Thursday, April 7, 2016

That Friend You'll Always Share Childhood With

Today I was taken way back into my childhood and slapped in the face with yet another similarity my daughter and I share 



It's Spring Break this week and while it would be so nice to have our toes in the sand and the sun on our faces we sometimes just have to take what we can get and be thankful.  Today we made a day trip to an indoor trampoline park about two hours away from our home. The trip being a reward for getting all A's on her last report card and for Spring Break.

The only person she wanted to ask to go with her was her best friend, which happens to be a boy, a very well behaved and nice young man. I've had the privilege of getting to know him better this school year because of their evolvement together on the Academic Team and I'm glad.  I can now say I know him when I hear a million stories about him after school throughout the week. 

Spending time with them today immediately took me back to all the good times I had with my best friend growing up, whom also was a boy.  Watching them interact threw me directly back to kick ball games on William Hill Lane and wrestling in J Fayes living room with my childhood best friend Chris. The similarities were uncanny, the laughter was unending, the conversation between them challenging because no one wants to be wrong, the brutal honesty that friendships lack these days and just the easy going banter.  That "no holds barred" banter that you better be willing to take if you're brave dish it out.  

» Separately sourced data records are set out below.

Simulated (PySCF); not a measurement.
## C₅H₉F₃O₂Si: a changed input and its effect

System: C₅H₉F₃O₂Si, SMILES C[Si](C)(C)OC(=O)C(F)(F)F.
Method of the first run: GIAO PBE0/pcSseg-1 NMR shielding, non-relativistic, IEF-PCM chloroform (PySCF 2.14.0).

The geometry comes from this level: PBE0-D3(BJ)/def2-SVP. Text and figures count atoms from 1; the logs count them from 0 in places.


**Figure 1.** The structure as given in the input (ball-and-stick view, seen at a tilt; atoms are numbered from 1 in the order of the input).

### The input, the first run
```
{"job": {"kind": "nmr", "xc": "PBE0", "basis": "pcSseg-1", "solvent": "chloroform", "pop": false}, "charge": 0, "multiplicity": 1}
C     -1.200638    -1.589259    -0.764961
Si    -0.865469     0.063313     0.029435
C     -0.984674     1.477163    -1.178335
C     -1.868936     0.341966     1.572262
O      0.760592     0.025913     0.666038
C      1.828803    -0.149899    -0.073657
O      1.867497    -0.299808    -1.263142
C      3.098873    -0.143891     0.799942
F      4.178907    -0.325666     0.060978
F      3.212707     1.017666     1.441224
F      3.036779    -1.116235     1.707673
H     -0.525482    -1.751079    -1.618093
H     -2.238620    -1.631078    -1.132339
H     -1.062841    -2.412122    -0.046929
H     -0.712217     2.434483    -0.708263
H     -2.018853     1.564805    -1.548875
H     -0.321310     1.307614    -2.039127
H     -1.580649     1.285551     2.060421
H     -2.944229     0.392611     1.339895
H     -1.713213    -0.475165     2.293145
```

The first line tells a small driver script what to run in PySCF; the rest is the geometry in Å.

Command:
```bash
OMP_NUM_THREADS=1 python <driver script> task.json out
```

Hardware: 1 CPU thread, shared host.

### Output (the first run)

This friendship with the boy out the street is what made my childhood so exciting, so challenging....so memorable. Chris and I knew each other better than anyone else, which could be a double edged sword when you think about it, meaning we could finish each other's sentences or knew exactly what to say to get a rise out of the other.  Christopher could make my blood boil unlike any other person, but he could also make me laugh when I needed it and knew what to say to make me feel better.  I could never stay mad at him long. 

From being competitive with each other when we were little playing t-ball or to my endless number of school shirts with his number on them ( yes, sixteen years later and I still have those shirts) screaming like a mad woman from the stands at his football and baseball games. From our wrestling with each other in his living room floor to each of us ready to fight anyone else that said a bad word about the other.  Riding in his mom's truck to school to riding with each other and my praying to make it there in one piece when he drove. Ha ha ha. From him being my ear when I had trouble with a boyfriend to him sitting by my bed the whole time I was in labor with my daughter until he suggested that we had reached the parts of the event that stretched the friendship boundary, ha ha ha.  We went from him helping me up when I fell on the playground at school to him holding me on the floor and letting me fall apart when my papaw died.  

Yes, life happens we all have different paths we have to follow and most of us follow all the wrong ones before we end up on the right one. Chris and I may have grown apart but I know that I could call him right now if I needed him and he would come to me.  He is my childhood, some of my best memories include our times together and the majority of my funniest high school memories include him. 

Watching my daughter today, who is so much like her mother it's scary, I was able to look back on some memories I hadn't thought about in a long time. I can close my eyes and see us plain as day in his jeep going to school, sitting in the stands at his baseball games, Chinese fire drills in the park, dancing at prom as an inside joke, Kid Rock music played way too loud, hide and go seek in the neighborhood....I could go on and on. 

Today during my stroll down memory lane it occurred to me how important  the friendships you make early in life really are. Not that friends made in college or in adulthood aren't great, they are, I have some awesome friends that I would be lost without that I have made late in life. It's just those friends who stand by you earliest in life at more than likely your most awkward stages, they're special and regardless of where you end up or even if you've traveled completely different roads you can always look back and smile. You'll always be bonded,  you'll always have childhood.